An improvised fighting vehicle is an ad hoc combat vehicle resulting from modified or upgraded civilian or military non-combat vehicle, often constructed and employed by civilians, rebels, guerrillas, resistance movements or other forms of non-state militias. Such modifications usually consist of grafting armour plating and weapon systems onto a vehicle.
Various militias and official militaries have improvised such vehicles ever since the introduction of the first automobiles into military service.
During the early days, the absence of a doctrine for the military use of automobiles or of an industry dedicated to producing them lead to a great deal of improvisation in the creation of early armoured cars and similar vehicles.
Later, despite the advent of arms industries in many countries, several armies still resorted to using ad hoc contraptions, often in response to unexpected military situations, or as a result of the development of new tactics for which no available vehicle was suitable.
The construction of improvised fighting vehicles may also reflect a lack of means for the force that uses them. This is especially true in developing countries, where various armies and guerrilla forces have used them, as they are more affordable than military-grade combat vehicles.
Guinness Improvised Armored Car, Dublin 1916.
An early improvised fighting vehicle was constructed for the British Army in Dublin during the Easter Rising in 1916. It was made from a three-ton Daimler truck commandeered from the Dublin Guinness brewery. An armoured body was mounted on the truck, built from the smokeboxes of several steam locomotives. The body had loopholes cut in it for riflemen to fire through and was painted with black spots that acted as dummy loopholes to confuse snipers. A steel box protected the truck driver and steel plating covered the truck radiator.
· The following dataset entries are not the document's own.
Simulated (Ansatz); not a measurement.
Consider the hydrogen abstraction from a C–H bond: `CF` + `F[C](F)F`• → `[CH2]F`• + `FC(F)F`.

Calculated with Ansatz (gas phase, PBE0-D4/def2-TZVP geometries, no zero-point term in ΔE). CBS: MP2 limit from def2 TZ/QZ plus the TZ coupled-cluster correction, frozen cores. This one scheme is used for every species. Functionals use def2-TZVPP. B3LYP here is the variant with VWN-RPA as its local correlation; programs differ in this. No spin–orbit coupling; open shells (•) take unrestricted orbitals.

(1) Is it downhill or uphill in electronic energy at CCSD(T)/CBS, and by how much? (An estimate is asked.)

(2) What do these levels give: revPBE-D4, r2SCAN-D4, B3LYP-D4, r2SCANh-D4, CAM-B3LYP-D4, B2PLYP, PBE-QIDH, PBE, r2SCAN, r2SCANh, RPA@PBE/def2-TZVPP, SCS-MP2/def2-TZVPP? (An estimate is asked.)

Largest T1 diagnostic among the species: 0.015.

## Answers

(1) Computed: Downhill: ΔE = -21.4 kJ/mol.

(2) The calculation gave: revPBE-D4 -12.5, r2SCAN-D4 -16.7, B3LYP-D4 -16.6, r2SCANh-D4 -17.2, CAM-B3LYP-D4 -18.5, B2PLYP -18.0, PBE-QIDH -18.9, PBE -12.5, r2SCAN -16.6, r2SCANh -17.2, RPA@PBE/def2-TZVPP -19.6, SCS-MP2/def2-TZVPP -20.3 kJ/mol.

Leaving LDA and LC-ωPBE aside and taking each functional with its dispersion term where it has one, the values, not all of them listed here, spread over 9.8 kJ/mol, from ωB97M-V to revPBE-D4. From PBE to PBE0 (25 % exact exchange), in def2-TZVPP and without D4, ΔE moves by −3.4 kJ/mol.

Construction took less than one day at the Great Southern Railways workshop. After the rising, the locomotive parts were returned to the railway and the truck returned to its owners.
World War II
'L' Detachment SAS
in their armed jeeps.
Created during the North African Campaign of World War II, the Special Air Service specialised in carrying out hit-and-run attacks, in particular against Axis airfields. As no vehicle was adapted to this kind of mission, the SAS were forced to build their own. Heavily modified Lend-Lease jeeps became the trademark weapon of the SAS. The windscreens, and sometimes the bumper were removed, in order to save weight and permit an extra payload to be carried. The radiator grille bars were often removed to allow more airflow to better cool the engine in the hot desert climate. Different weapons arrays were carried, including different combinations of various Browning and Vickers K machine guns according to available supply.
The SAS jeeps were used during the whole North African Campaign, and later in Europe, where they were used for sabotage missions behind enemy lines.